We Should Grow the Supreme Court

Nine people. Nine people, appointed for life, who have more sway over laws made or broken than anyone else in the country. This amount of power is a lot for anyone to hold, and there’s no reason it has to be split among such a small and arbitrary number. The fact that with only five people’s votes, gay marriage could become illegal in approximately half of states again, is an unstable and unacceptable system of affecting national law. Instead, I believe that Supreme Court decisions could be much more stable and long lasting with the constitutional interpretations of 100 people, instead of just nine.

In the past, there have been bills introduced by congress to grow the number of Supreme Court Justices from 9 to 13. But this seems like more of a gesture to try and reclaim control of the current leanings of the court, since these bills are usually only introduced when there is a power imbalance of right-leaning versus left-leaning justices. The same congresspeople, no matter how unbiased they might think they are, probably would not have proposed bills to add a couple more people to the court if their side were in control of the court. And this small jump simply isn’t enough. Just like having one vote count as 11% of a decision, having one vote count as 8% of the decision is way too much power for one person’s studies of the US Constitution to hold.

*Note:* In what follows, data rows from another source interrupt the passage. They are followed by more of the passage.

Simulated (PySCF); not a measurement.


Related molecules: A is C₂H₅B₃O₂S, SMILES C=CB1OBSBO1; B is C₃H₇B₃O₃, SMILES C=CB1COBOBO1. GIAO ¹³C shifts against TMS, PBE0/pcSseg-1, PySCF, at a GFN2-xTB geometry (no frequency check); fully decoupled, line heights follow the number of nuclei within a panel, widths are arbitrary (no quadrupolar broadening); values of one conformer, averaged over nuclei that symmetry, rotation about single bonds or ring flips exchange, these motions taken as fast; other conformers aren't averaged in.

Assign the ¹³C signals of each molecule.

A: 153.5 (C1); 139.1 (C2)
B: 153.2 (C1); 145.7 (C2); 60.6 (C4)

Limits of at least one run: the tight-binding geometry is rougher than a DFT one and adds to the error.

There are, of course, nuances to how the Supreme Court’s structure would have to change to accommodate an influx of people. To avoid having a huge court imbalance from one president appointing all 91 new justices, nominations would need to be spread across multiple presidential cycles and could even be made by minority and majority leaders of the House. For practical purposes, 100 justices couldn’t all have a chance to ask questions to the attorneys coming to present cases to the court, so there would have to be some justices who question and some justices who just observe the whole process. But all of these options could be narrowed down by the Senate and the House, who are the actual legislators who should have influence over laws, rather than too much power going to individual justices. 

Every justice being 1% of a decision sounds like a great system to me, and I’ll be standing by that since it will lead to more stable precedents and better supported court decisions.